Carbone has nannied and babysat. She has applied for teaching jobs up and down the West Coast. She taught two composition classes at a community college for 11 weeks. She suffered from depression, lost her sense of identity, saw her relationship with her boyfriend dissolve. She moved briefly to Utah last winter to work in a child-care center at a ski resort, earning a season lift pass and less than $10 an hour. Now, back in Seattle, she is caring for a friend's two special-needs children, for $15 an hour, in cash.
Carbone happens to be looking for a teaching job at the worst possible time. Washington state has shed 6,500 local education positions since 2009, due to budget cuts. "I know that every time I apply for a job, I'm one of hundreds of people," she says. "But at the same time, knowing something and feeling something are different things. After a while [not getting a job] starts to eat away at your soul."
Carbone isn't spending money, isn't feeding that great middle-class consumption engine of growth. She's paying a very small amount in sales taxes, which largely fund the state's road-building and school budgets. She's not doing her part to support the institutions that help stabilize growth.
"I keep selling things and getting rid of stuff," Carbone says. "It's freeing, in a way. But I do keep dreaming of the apartment I had when I was a teacher, full of plants and beautiful things that were mine."

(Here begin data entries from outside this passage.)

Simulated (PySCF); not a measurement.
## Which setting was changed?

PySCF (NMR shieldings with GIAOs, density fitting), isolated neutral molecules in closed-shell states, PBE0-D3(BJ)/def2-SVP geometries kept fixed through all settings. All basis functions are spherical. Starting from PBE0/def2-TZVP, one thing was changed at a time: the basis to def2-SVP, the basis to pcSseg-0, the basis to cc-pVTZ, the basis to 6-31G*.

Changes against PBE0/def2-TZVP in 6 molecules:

Carbone's struggles aren't rare, even in one of America's most innovative cities. Seattle hides its erosion better than a lot of other places, away from the rain-soaked microbrew pubs and the towering new Amazon buildings near downtown. "This feels idyllic," says Jake Rosenfeld, a sociologist at the University of Washington. "Seattle doesn't seem like a place I'd worry about."
Except, he does. State forecasters expect no net middle-class job growth in the next decade, The Seattle Times recently reported. The state Supreme Court has declared that Washington's schools are failing their constitutional mandate to educate all children adequately. Tuition at Rosenfeld's university now runs 20 percent of a median family income, up from 6 percent two decades ago. The Seattle-based real-estate data firm Zillow reports that middle- and lower-tier homes in the metro area lost an average of 38 percent of their value in the housing collapse, compared with 29 percent for top-tier homes.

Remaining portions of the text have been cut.